Big Data with Hadoop

May 30, 2018

What is Big Data?

There are several definitions of Big Data available but the specific definition is not available. Simply we can say Big Data is “the amount of data (structured and unstructured) just beyond technology's capability to store, manage, and processes efficiently." In other words, we can characterize the Big Data by four V's: Volume, Variety, Velocity, and Value.

Revolution of Hadoop:

Hadoop revolution started with two people, Mike Cafarella and Doug Cutting. Both were working on building a search engine system that can index 1 billion pages. They came across a paper which was published in 2003 that describes the architecture of Google's distributed file system (called GFS). After that google introduced MapReduce and published a research paper. These two paper led to the foundation of the framework called "Hadoop". In 2006, Yahoo created Hadoop based on GFS and MapReduce with Doug Cutting and team on a 1000 node cluster. Later in January 2008, Yahoo released Hadoop as an "Open-Source Project". Today, Hadoop's framework and ecosystem of technologies are managed by Apache Software Foundation.

Overview of Hadoop:

Hadoop is an open source framework from Apache and is used to store and process the data. which is a very huge amount of data. Hadoop is written in JAVA that allows distributed processing of large datasets. Hadoop is developed for data processing applications which are executed in a distributed computing environment. It is being used by Facebook, Yahoo, Google, Twitter etc.

Hadoop Architecture:

MapReduce:

MapReduce as the name implies it is a two-step process. There is a Mapper and Reducer programmers will write the mapper function which will go out and tell the cluster what data point we want to retrieve. The Reducer will then take all of the data and aggregate. All data in MapReduce flows in the form of key and value pairs, <key, value>.

Function	Input	Output
Map	<Key1, Value1>	List(Key2, Value2)
Reduce	<Key2, List(Value2)>	List(Key3, Value3)

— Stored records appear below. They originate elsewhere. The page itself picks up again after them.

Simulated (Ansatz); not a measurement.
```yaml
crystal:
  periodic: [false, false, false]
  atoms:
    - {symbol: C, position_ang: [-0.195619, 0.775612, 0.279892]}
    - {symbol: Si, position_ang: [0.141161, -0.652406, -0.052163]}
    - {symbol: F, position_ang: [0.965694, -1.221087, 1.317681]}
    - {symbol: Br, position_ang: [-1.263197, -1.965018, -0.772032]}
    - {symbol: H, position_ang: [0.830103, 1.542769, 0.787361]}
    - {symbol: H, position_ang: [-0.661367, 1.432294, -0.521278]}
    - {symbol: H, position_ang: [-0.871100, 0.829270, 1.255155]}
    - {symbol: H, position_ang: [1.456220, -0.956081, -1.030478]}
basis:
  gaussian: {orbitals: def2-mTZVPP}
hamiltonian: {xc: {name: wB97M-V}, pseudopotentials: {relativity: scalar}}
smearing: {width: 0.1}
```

Hadoop Distributed File System (HDFS):

It is a storage component of Hadoop, which was designed and developed to handle large files efficiently. It is a distributed file system designed to work on a cluster and makes it easy to store large files by splitting files into blocks and multiple nodes. HDFS is written in Java and is a file system that runs within the user space.

Yet Another Resource Negotiator (YARN):

Yet Another Resource Negotiator (YARN) is used for job scheduling and manage the cluster. YARN is the foundation of the new generation of Hadoop (It means Hadoop 2.0), it helps organizations to use modern data architecture. Using Hadoop as the common standard for batch, interactive and real-time engines for YARN provide multiple access engines that can simultaneously access the same data set.

Common Utilities:

These are JAVA libraries and utilities which provides filesystem and OS level abstractions to start Hadoop.

How does Hadoop work?:

Hadoop has two main component HDFS which stores the data while MapReduce processes the data and after integration gets the desired output.

Now understand how data stored in Hadoop:

Hadoop has HDFS and it used to store the data. For keep running of HDFS Hadoop has two daemons.

Namenode (Runs on the master node)
Datanode (Runs on the slaves)

Namenode daemons stored the metadata while Datanode daemons store the actual data. NameNode operates in a “loosely coupled” way with the data nodes. It means elements of the cluster can dynamically change node as par real-time server capacity which fits the system.

The data is broken into small chunks called as "blocks" and these blocks are stored distributedly on different nodes in the cluster. Blocks are divided as per the replication factor manner (By default replication factor is 3).

Now understand how data processed in Hadoop:

MapReduce is the processing layer of Hadoop, it has also two daemons:

Resource Manager that splits the job submitted by the client into small tasks.
Node ManagerNode Manager works data stored in Data Nodes which perform parallel distributed manner.

The client should submit the algorithm to the master node for data processing. Hadoop works on the principle of data locality ie. Instead of moving data to the algorithm, the algorithm is moved to Datanodes where data is stored.

Let's summarize how Hadoop works step by step:

Input data are broken into blocks of size 128 Mb and 64 Mb. then, blocks are moved to different nodes.
Once all the blocks of the data are stored on data-nodes, then start the further processing of data.
Resource Manager schedules the program on individual nodes.
Once all the nodes process the data, the output is written back to HDFS .

Advantages:

Hadoop is a scalable storage platform because it can store and distribute very large data sets across hundreds of inexpensive servers that operate simultaneously.
Hadoop doesn't depend on hardware which provides fault-tolerance and high availability (FTHA).
Hadoop has a unique storage system and its based on the distributed file system that’s why the resulting data storing and processing is very faster than other.
Large computing clusters are prone to failure of individual nodes in the cluster. Hadoop is fundamentally resilient – when a node fails processing is redirected to the remaining nodes in the cluster and data is automatically re-replicated in preparation for future node failures.
Apart from open source, Hadoop has another big advantage, which is Hadoop is compatible with all platform since it is JAVA based.